KDE (Plasma) desktop freezes, but machine remains operable

More
12 Nov 2020 11:16 #189100 by seuchato
Sorry to read that. Was not my intention to get you from bad to worse.
Kindly state what machine you are on.
My PCs/Laptops that did strange things erratically, then more and more often had some hardware issues. Hints I can give:
  • memtest
  • if it has a GPU (nouveau and nv50 are indications to an nvidia GPU), I'd exchange that
  • As RodW pointet out: remove and reinsert all pci/Pciexpress cards plus USB stuff. I'd remove everything not needed for milling anyway
  • What about disc integrity? smartctl /dev/sdX -a should give you some clue on the discs health status. the file systems integrity can be checked using fsck plus options corresponding to your setup
  • A dying machine would probably signal what you observe

hth
chris

Please Log in or Create an account to join the conversation.

More
14 Nov 2020 05:51 #189298 by JetForMe
Probably coincidental, but as I was installing memtest on the computer, with the mill active and homed but not running anything, LinuxCNC got this error:
hm2/hm2_7i76e.0: error finishing read! iter=18471737
hm2/hm2_7i76e.0: error finishing read! iter=18471737

Unexpected realtime delay on task 0 with period 1000000
This Message will only display once per session.
Run the Latency Test and resolve before continuing.
Unexpected realtime delay on task 0 with period 1000000
This Message will only display once per session.
Run the Latency Test and resolve before continuing.

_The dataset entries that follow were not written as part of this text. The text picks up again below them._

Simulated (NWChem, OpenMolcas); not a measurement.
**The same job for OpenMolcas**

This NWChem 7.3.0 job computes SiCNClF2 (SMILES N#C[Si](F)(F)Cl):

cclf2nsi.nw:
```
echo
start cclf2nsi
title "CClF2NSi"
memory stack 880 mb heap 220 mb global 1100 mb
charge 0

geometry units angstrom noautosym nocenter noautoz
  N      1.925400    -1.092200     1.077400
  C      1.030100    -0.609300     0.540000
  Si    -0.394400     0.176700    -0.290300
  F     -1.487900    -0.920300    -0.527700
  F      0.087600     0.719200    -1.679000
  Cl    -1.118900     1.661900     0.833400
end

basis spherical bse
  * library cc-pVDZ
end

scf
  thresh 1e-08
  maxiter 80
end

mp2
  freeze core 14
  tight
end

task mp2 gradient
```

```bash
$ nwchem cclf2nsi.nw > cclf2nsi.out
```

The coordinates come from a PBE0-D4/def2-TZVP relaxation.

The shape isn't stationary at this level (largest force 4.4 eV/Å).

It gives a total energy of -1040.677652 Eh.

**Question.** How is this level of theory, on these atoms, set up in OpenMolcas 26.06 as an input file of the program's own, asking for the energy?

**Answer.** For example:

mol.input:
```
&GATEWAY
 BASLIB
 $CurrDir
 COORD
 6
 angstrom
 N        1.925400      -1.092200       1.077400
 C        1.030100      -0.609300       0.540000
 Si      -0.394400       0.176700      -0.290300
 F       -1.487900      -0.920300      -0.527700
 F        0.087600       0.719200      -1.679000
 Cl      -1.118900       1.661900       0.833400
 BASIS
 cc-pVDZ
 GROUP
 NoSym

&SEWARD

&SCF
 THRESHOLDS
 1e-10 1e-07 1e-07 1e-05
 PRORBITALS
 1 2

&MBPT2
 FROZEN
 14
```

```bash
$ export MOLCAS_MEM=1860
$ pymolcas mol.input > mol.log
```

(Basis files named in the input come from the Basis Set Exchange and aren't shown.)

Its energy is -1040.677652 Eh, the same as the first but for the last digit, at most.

I've installed tons of stuff with LinuxCNC running before and never ran into that (on Debian 9, though).

Anyway, that's got me worried. I vaguely recall running a latency test when I was first getting started with LinuxCNC.

I'll try the other things you suggest. I already re-seated everything.

Computer is a fairly cheap thing I built myself a couple years ago from stuff I bought at Fry's. Hardwired Ethernet (no Wi-Fi), nVidia GT710 graphics, 8 GB RAM.
# dmidecode -t 2
# dmidecode 3.2
Getting SMBIOS data from sysfs.
SMBIOS 3.1.1 present.

Handle 0x0002, DMI type 2, 15 bytes
Base Board Information
	Manufacturer: Gigabyte Technology Co., Ltd.
	Product Name: Z370N WIFI-CF
	Version: x.x
	Serial Number: Default string
	Asset Tag: Default string
	Features:
		Board is a hosting board
		Board is replaceable
	Location In Chassis: Default string
	Chassis Handle: 0x0003
	Type: Motherboard
	Contained Object Handles: 0

Graphics:
01:00.0 VGA compatible controller: NVIDIA Corporation GK208B [GeForce GT 710] (rev a1) (prog-if 00 [VGA controller])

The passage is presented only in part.